Hello Beauties,
Well, it's been two days since Xmas, a day I look forward to all year (this is a sort of hard to explain quirk of mine, since I hate Christianity and sort of all religion so much, but I seriously LOVE December) and nothing much has changed but the wonderful red Minnetonka moccasins and Gryffindor sweater I'm wearing to work today. I do feel bummed that I don't keep up with my blog, and also that I don't really write anymore these days. Also, I've been very lonely. I have a wonderful son and a great husband and they are my best friends, but seriously, I'm so goddamn lonely anyway. Maybe I will feel less lonely if I get busy on my blog again. I don't have many new ideas or fictions to share right now though so I'm going to serialize my novella Yesteryou, to get me back in the swing of things, and maybe to get discovered (chuckle times infinity). I started to serialize it a couple years ago and in fact the below chapter first appeared on this blog in November 2009 (with a little introduction about the man I wrote it for, my wonderful dead friend Bill Tunilla) but after that, I only serialized chapter 2 before getting discouraged by not getting more than 1 comment. But I want to give it another shot, not as a way to elicit comments this time, but just as something for me to do to keep a hand in. So without further adieu, here is the first chapter of
Yesteryou.
1.
Imagine the sun beating down on you, on a day in the year in which
you feel the most youthful you will ever feel. There is a breeze. You
extend your bent arms out a little further along the arms of the porch
rocking chair so you can feel the jewels of sweat that have been forming
slow as a drugged breath along the curves of the caves of your armpits,
every inch of you radiating unshakable confidence, for once. It is
1956, George. Shhh. You are not dead yet, you are still alive and I am
still just the ephemeral glow surrounding fireflies or the particles of
dust that drift visible across shafts of sunlight through the curtains
on a Sunday afternoon, I am not yet born. This is one of your
birthdays. This is the day on which you feel your absolute youngest.
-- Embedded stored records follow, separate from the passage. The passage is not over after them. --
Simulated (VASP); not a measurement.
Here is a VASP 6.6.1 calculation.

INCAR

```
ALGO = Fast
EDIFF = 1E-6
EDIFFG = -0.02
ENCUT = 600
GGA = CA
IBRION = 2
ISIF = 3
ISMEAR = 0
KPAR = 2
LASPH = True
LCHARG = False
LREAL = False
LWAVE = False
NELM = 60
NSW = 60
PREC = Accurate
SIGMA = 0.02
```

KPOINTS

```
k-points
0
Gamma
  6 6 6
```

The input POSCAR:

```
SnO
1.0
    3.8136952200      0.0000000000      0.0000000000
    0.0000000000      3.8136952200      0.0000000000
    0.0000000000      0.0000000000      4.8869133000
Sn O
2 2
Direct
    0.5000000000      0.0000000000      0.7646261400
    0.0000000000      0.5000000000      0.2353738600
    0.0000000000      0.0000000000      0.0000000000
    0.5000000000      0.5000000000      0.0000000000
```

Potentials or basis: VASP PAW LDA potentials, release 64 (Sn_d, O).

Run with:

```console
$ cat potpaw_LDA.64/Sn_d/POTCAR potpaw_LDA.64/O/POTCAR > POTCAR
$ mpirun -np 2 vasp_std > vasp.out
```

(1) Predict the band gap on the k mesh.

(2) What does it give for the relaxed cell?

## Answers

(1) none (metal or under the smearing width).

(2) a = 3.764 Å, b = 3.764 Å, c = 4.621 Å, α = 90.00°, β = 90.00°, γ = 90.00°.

Does it feel good? Yes, of course, but not too much better than later
birthdays on which you will feel old. No better, really, than being 45,
when it is painful to walk but you are gifted with love.
George
was born in 1943. He was 25 when "Yesteryou," a song sung by Stevie
Wonder, was out and being played on radios. This was his all-time
favorite song -- for the most part he didn't notice music, though he was
often mistaken for a music-lover. But he loved the way this song
captured the melancholic, sunsetty feeling of nostalgia. There's a part
where the lyrics ask: "Where did it go, that yester glow? When we
could feel the wheel of life turn our way?" When someone asks a
question like that, it sounds like they are scared, of the way time
moves and the way it feels to get older, and this was the anxious way
George felt about the passing of time as well, the pure inevitability of
time. But he also appreciated the song for itself, for the way it
sounded. Like I say, there's something of the sun in that song. The
beauty of it agitated him, even, made him ache for an omnipotent
knowledge of how other people felt about the passing of days.
When
he was a child, he and his family moved from a mostly black suburb of
Connecticut to a mostly black suburb of Los Angeles, called Inglewood.
He would remain in Inglewood several years into his adult life, before
settling in a different sort of Los Angeles suburb, a place called
Pasadena, where he would eventually open a used bookstore that would be
like heaven to spend his afternoons in, friends and customers drifting
in and out all day long, and only one robbery in all the years the store
was there.
On this one birthday of his childhood, the day he
feels the youngest he will ever feel, he has a broad, bespectacled,
homely face, and he always will.
Beth, on the other hand, was
born sleek and slender and night-visioned and falsely inviolable-seeming
as a young tomcat. That might have been the most power Beth ever had,
sadly -- when she was a beautiful baby girl.